Geophysical Research Letters

Effects of continental insulation and the partitioning of heat producing elements on the Earth's heat loss

Authors


Abstract

[1] Continental lithosphere influences heat loss by acting as a local insulator to the convecting mantle and by sequestering heat-producing radioactive elements from the mantle. Continental heat production can have a two-part effect since it decreases the amount of internal heat driving convection, which lowers mantle temperature, while also increasing the local insulating effect of continental lithosphere, which raises mantle temperature. We explored these competing effects using simulations that incorporated enriched continents within a mixed internal- and bottom-heated convecting mantle. Increasing continental surface area was found to enhance global heat loss for a range of heat production distributions and Rayleigh numbers. The effect of enriched continents was evident as a double peak in the continental surface area values that maximize global heat loss. That the presence of continental lithosphere could increase average mantle temperature despite the mantle being depleted suggests that continents can significantly influence mantle potential temperature.

1. Introduction

[2] Continental lithosphere imposes a unique near surface condition in the Earth's heat loss system since it does not participate in mantle overturn. Rather, continental lithosphere acts as a conducting lid that can influence convective patterns beneath it [Gurnis, 1988; Zhong and Gurnis, 1993; Guillou and Jaupart, 1995; Lowman and Jarvis, 1995]. Since conduction is a less effective heat transfer mode, increased continental area should, intuitively, decrease the mantle heat loss efficiency. Continental lithosphere has been shown to locally insulate the mantle [Pinet et al., 1991; Jaupart et al., 1998; Grigné and Labrosse, 2001]. However, its role in global heat loss is not as straightforward.

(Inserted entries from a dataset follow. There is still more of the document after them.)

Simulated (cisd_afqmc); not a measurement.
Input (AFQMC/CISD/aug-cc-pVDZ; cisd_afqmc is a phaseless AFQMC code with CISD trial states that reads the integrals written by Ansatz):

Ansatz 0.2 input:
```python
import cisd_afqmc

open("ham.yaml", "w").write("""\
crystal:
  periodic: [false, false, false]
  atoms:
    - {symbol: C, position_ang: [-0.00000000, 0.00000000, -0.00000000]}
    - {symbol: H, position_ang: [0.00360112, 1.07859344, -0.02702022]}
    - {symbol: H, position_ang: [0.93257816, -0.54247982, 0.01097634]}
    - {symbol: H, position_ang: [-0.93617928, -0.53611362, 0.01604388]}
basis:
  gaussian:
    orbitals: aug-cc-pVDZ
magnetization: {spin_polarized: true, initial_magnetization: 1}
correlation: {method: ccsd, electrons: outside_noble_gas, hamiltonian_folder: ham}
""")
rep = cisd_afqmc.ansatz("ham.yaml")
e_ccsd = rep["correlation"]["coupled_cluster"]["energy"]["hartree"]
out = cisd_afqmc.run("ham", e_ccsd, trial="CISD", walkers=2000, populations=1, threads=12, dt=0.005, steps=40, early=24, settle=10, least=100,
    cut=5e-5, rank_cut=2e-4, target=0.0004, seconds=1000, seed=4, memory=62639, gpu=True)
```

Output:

[3] For example, Lenardic et al. [2005] demonstrated that increasing continental surface area could actually buffer or increase mantle heat loss. This counterintuitive response relies on the ability of continental insulation to directly impact oceanic heat flux. This is important for a mantle with a strongly temperature-dependent rheology. If the continental lithosphere sufficiently insulates the mantle and the mantle tends toward a thermally well-mixed state, then the increased temperature can decrease mantle viscosity. This allows for more rapid overturn of oceanic lithosphere, which can, depending on continental area, increase global heat loss.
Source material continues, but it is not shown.